GBP/EUR & EUR/GBP Update + Brexit News
Good morning everyone,
Politics will once again sets the tone for pound exchangers this week, as traders/analysts see political risks growing in the UK.
A march in London demanding a referendum on the final Brexit deal drew close to 700,000 people. Labour’s Brexit spokesman Keir Starmer called the demo “significant” as he reiterated his position that if May’s deal is rejected by Parliament, another vote should remain be option. But remember, there are some massive obstacles to a second vote. The Guardian cited pro-referendum campaigners saying there may be as many as 50 Tories who could back a public vote, but it will be easier to win them over if Parliament votes against May’s deal.
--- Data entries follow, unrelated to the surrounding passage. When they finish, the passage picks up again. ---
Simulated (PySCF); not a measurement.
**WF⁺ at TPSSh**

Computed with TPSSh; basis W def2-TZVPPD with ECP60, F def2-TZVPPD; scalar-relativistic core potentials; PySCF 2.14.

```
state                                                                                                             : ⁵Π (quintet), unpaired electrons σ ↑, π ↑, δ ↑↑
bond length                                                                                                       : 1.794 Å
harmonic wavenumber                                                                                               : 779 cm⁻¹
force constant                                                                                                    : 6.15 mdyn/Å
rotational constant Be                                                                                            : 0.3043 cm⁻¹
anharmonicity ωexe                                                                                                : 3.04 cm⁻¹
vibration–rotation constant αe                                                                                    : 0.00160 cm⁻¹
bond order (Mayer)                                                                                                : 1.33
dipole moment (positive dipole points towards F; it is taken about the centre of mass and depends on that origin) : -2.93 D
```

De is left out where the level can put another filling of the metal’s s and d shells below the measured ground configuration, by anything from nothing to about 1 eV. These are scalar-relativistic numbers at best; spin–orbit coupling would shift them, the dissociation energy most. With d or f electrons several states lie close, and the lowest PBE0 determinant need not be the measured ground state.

As mentioned last week Brexiteers are not happy however they are now not alone as pro-Remain members of the Conservative Party are also uneasy with PM May’s plans, and they are starting to speaking out. For some, it’s an opportunity to call on the government to change direction, whether that’s a second referendum or keeping closer ties to the EU. Just two more Tory lawmakers need to submit letters in order to trigger a leadership contest, the Sunday Times reported. And her Cabinet is now in revolt, according to the Telegraph, with ministers criticizing her concessions in an unusual conference call over the weekend.
This week May faces a perilous week at home. She will address Parliament today to tell them about last week’s summit in Brussels, and by Wednesday she faces the risk of a rebellion. Arch-Brexiteer Steve Baker has proposed amendments that would bind her hands in the Brexit negotiations: He wants to make the EU’s proposal for the Irish border illegal. That day she’s also likely to be asked to speak to rank-and-file lawmakers in her party in what could turn into a test of their appetite to oust her, Bloomberg have reported.
There’s still no clear candidate to replace May, and there’s still no majority in Parliament for a harder Brexit than the one May is pursuing. The Brexiteers still don’t have the numbers to replace her with one of their own. May has been here before, and has shown a remarkable ability to stagger on, in defiance of the usual rules of British politics. But we haven’t seen the last of the concessions May will have to make to get a deal, and her critics know that. Brexit Secretary Dominic Raab expects to be back in Brussels “sooner rather than later,” he told the BBC’s Andrew Marr on Sunday, as he said a deal needs to be done “towards the end of November.” The window is closing.
The week ahead
A lack of any real data today will keep the market’s focus trained on the ongoing Brexit negotiations. Politics will also be the main talking point across mainland Europe following the decision by Moody’s to downgrade Italy’s credit rating late on Friday. The decision comes ahead of an announcement from S&P, which is due on Friday. The European Commission has given Italy’s government a deadline of midday (11:00 BST) to explain the significant deviation the country has made from the EU’s budget rules with its higher-than-expected budget deficit in 2019. Comments early this morning, however, suggest that the Italian government will not be changing its budget plan. This situation looks to be gaining momentum and will most likely have an weakening effect on the Euro sometime soon. Economic data for the week sees mainly EU data
GBP/EUR & EUR/GBP Weekly Movements
With negative political news over the weekend the GBP/EUR exchange rate is holding up well and continuing to stay above €1.13 but as we are move away from the €1.14’s this could be a sign that markets are getting a little nervous on the possible Political outcomes in the UK. The GBP/EUR rate is continuing to test the resistance levels from last week, €1.1330’s. For those Low & Medium risk takers, the safe bet will be to make your exchange before Wednesday however for those medium risk takers who are feeling a little adventurous, then Italy’s budget showdown with the EU could hurt the Euro by the end of the week.
With market sentiment for GBP/EUR rate still on a side way/downward trend at time of writing - Current key trading level is around the €1.13’s (If we see the rate move Lower than this level for a sustained amount of time, then the likelihood of the rate moving into the €1.12’s will be high). Traders are now suggesting that the rate will struggle to push higher until the UK political side of things become a bit more clearer hopefully by the end of this week.